Psychology
A foundation model to predict and capture human cognition
M. Binz, E. Akata, et al.
The paper addresses the challenge of moving from domain-specific computational and cognitive models to a unified approach capable of predicting human behaviour across diverse domains. Existing systems (e.g., AlphaGo) and theories (e.g., prospect theory) excel in narrow settings but fail to generalize to learning, planning, exploration, and other facets of cognition. The authors propose that progress towards a unified theory requires a general computational model that predicts and simulates human behaviour across arbitrary experiments. They introduce Centaur, a foundation model of human cognition, created by fine-tuning a large language model on Psych-101, a large corpus of trial-by-trial human behavioural data transcribed into natural language across 160 canonical psychological experiments (including multi-armed bandits, decision-making, memory, supervised learning, Markov decision processes, and others). The goal is to demonstrate robust prediction on held-out participants and experiments, generalization to new cover stories and task structures, transfer to entirely new domains, and improved alignment with neural activity—thereby supporting the feasibility of domain-general predictive cognitive models.

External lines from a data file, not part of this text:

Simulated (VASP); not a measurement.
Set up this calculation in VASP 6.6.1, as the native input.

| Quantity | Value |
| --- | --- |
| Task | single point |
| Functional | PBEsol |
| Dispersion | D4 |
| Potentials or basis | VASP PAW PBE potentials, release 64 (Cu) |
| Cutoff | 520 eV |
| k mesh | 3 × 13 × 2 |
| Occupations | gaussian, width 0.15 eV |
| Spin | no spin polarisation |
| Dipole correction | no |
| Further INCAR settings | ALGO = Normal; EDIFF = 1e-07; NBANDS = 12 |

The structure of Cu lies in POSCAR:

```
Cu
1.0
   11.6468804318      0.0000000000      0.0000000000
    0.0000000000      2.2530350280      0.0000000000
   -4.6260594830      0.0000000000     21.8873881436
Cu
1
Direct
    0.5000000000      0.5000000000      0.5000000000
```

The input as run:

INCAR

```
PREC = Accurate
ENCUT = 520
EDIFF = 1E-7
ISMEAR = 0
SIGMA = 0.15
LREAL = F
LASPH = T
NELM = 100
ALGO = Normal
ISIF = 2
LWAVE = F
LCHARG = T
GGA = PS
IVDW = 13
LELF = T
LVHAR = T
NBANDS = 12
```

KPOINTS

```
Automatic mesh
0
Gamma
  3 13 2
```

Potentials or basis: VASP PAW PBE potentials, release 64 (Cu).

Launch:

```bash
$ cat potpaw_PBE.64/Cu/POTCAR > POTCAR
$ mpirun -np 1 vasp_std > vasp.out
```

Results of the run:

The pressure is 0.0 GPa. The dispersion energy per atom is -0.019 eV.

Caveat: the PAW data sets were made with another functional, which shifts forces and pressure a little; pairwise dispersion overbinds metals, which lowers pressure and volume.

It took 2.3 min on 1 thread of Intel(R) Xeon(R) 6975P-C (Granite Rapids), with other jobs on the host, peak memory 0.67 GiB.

The work situates itself within efforts to build general models of human cognition and behaviour, referencing foundational calls for unified theories of cognition and contrasting with domain-specific paradigms. It cites: domain-specific success in AI (e.g., AlphaGo) and cognitive models (e.g., prospect theory); cognitive-science paradigms for exploration (e.g., horizon task), reinforcement learning (two-step task), and decision-making; and recent work using large-scale behavioural datasets and machine learning to discover decision-making theories. It also connects to literature on large language models (Llama 3.1), parameter-efficient fine-tuning (QLoRA), evaluation benchmarks (CogBench, metabench), human-alignment analyses, and neural prediction studies using model representations. The paper argues that previous models lack the breadth to generalize across diverse tasks, cover stories, and domains, motivating a foundation-model approach grounded in large-scale trial-level behavioural data.
Data: Psych-101 was constructed by manually transcribing 160 psychological experiments into natural language prompts, each containing full trial-by-trial session histories for single participants. Inclusion criteria: publicly available trial-level data; transcribable without substantial information loss; broad domain coverage. Psych-101 includes >60,000 participants, >10,000,000 choices, 253,597,411 tokens across domains such as bandits, decision-making, memory, supervised learning, MDPs.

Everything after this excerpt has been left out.